Conversion between libraries
Some library maintainers must apply complex dataframe operations, using methods and functions that may not (yet) be implemented in Narwhals. In such cases, Narwhals can still be highly beneficial, by allowing easy dataframe conversion.

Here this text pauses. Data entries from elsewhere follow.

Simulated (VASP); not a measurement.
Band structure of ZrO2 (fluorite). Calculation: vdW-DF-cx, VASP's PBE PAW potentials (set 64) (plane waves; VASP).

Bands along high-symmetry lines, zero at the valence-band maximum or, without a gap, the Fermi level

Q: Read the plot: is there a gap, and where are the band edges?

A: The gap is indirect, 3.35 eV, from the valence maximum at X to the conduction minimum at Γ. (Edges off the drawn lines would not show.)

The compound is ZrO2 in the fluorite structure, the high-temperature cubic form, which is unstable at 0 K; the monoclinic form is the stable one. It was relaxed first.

Dataframe X in, pandas out
Imagine that you maintain a library with a function that operates on pandas dataframes to produce automated reports. You want to allow users to supply a dataframe in any format to that function (pandas, Polars, DuckDB, cuDF, Modin, etc.) without adding all those dependencies to your own project and without special-casing each input library's variation of to_pandas
/ toPandas
/ to_pandas_df
/ df
...
One solution is to use Narwhals as a thin Dataframe ingestion layer, to convert user-supplied dataframe to the format that your library uses internally. Since Narwhals is zero-dependency, this is a much more lightweight solution than including all the dataframe libraries as dependencies,
and easier to write than special casing each input library's to_pandas
method (if it even exists!).
To illustrate, we create dataframes in various formats:
import narwhals as nw
from narwhals.typing import IntoDataFrame
import duckdb
import polars as pl
import pandas as pd
df_polars = pl.DataFrame(
{
"A": [1, 2, 3, 4, 5],
"fruits": ["banana", "banana", "apple", "apple", "banana"],
"B": [5, 4, 3, 2, 1],
"cars": ["beetle", "audi", "beetle", "beetle", "beetle"],
}
)
df_pandas = df_polars.to_pandas()
df_duckdb = duckdb.sql("SELECT * FROM df_polars")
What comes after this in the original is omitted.